Resources
Black Alliance for Just Immigration (BAJI) and the Until We’re Free Coalition
In this letter from the Until We’re Free Coalition, a group of racial justice organizations, write: “The very history of our immigration system is rooted in a legacy of racism and oppression that has long privileged white immigrants. In fact, our immigration laws have always been used to exclude and target immigrants of color… The Biden administration has promised to turn the page on previous administrations’ racist immigration agenda. It should, therefore, ensure that people who were unjustly deported have a meaningful chance to return to their homes and families in the U.S.”

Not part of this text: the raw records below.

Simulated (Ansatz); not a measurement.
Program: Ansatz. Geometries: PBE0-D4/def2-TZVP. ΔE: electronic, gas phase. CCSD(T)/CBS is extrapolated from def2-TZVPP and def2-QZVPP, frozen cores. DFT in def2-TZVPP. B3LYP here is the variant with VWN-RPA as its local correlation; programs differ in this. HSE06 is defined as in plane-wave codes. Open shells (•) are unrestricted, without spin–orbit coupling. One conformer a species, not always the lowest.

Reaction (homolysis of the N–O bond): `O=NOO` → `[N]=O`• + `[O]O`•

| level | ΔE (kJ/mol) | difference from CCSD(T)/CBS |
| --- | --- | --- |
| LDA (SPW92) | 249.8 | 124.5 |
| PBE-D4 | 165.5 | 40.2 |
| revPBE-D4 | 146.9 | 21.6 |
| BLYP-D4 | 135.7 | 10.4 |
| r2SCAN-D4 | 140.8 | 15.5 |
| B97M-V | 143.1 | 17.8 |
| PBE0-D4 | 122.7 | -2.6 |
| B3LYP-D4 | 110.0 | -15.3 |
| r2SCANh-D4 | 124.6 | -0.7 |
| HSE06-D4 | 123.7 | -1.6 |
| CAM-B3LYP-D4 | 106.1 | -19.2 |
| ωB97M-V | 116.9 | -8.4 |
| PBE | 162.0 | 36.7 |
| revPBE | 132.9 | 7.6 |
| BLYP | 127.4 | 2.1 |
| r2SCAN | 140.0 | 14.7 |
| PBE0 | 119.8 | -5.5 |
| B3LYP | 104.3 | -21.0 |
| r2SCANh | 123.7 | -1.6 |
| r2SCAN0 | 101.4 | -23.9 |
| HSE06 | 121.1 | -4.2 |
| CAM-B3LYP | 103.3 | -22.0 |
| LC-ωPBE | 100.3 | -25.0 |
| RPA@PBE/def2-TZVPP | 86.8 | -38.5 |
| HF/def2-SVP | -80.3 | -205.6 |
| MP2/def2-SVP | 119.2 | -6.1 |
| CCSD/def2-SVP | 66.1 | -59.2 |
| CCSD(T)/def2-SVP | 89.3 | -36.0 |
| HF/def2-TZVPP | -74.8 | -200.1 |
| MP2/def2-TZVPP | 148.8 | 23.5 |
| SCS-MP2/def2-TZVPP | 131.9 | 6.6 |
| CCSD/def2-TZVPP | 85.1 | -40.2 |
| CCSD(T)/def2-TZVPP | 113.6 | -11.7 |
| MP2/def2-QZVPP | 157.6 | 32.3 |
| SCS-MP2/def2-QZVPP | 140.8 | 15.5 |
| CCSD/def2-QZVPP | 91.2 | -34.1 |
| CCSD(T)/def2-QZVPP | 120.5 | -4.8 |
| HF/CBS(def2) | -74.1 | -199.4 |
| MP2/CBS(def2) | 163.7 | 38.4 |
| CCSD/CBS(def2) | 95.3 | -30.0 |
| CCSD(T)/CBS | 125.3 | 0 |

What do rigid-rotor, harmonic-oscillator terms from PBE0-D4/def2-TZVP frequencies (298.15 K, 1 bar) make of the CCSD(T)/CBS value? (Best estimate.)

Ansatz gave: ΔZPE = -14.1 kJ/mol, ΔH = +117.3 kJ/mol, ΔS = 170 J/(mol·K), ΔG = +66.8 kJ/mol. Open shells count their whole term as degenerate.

Children Thrive Action Network
Outlining policy recommendations, the Children Thrive Action Network Children writes: “Children and young people from communities of color bear a higher burden of the costs of deportation, resulting from systemic racism, social inequality, and a punitive immigration enforcement system. This factsheet outlines the available evidence on the harms to children’s safety, mental and physical health, education, financial stability, and offers recommendations for policymakers to remedy the harm. Children should be centered in immigrant policy, not be afterthoughts. Policymakers must remedy the harm through policies that promote family unity and child well-being.”
232 National, State, and Local Organizations
Led by the Immigration Hub and America’s Voice, more than 230 organizations endorsed a 2021 Immigration Action Plan for the new administration that includes: “a parole process for individuals who have been harmed by the family separation policy, visa backlogs, deportation and other hardships,” as well as a “program to allow individuals deported or excluded from the U.S. on illegal or discriminatory procedural or substantive grounds, or due to errors of fact or law, to return to process their applications and explore other forms of redress.”
90 National, State, and Local Civil and Human Rights, Labor, and Immigrant and Racial Justice Organizations
Writing to President Biden, the organizations call for “a ‘chance to come home’ program honoring the principles of family unity and second chances by allowing people enduring family separation and other hardship due to unfair deportations to apply to return to their home and loved ones in the United States.”
Roadmap to Freedom
Reps. Jayapal, Garcia, Escobar, Ocasio Cortez, Chu, and Clarke, along with FIRM Action (a grassroots immigrant rights network) crafted a “Roadmap to Freedom” resolution to introduce in the 117th Congress. The resolution calls for “creating a just and accessible process for eligible individuals who are deported, detained, or in sanctuary to reunite with their families and communities, and return home in the United States,” among other priorities.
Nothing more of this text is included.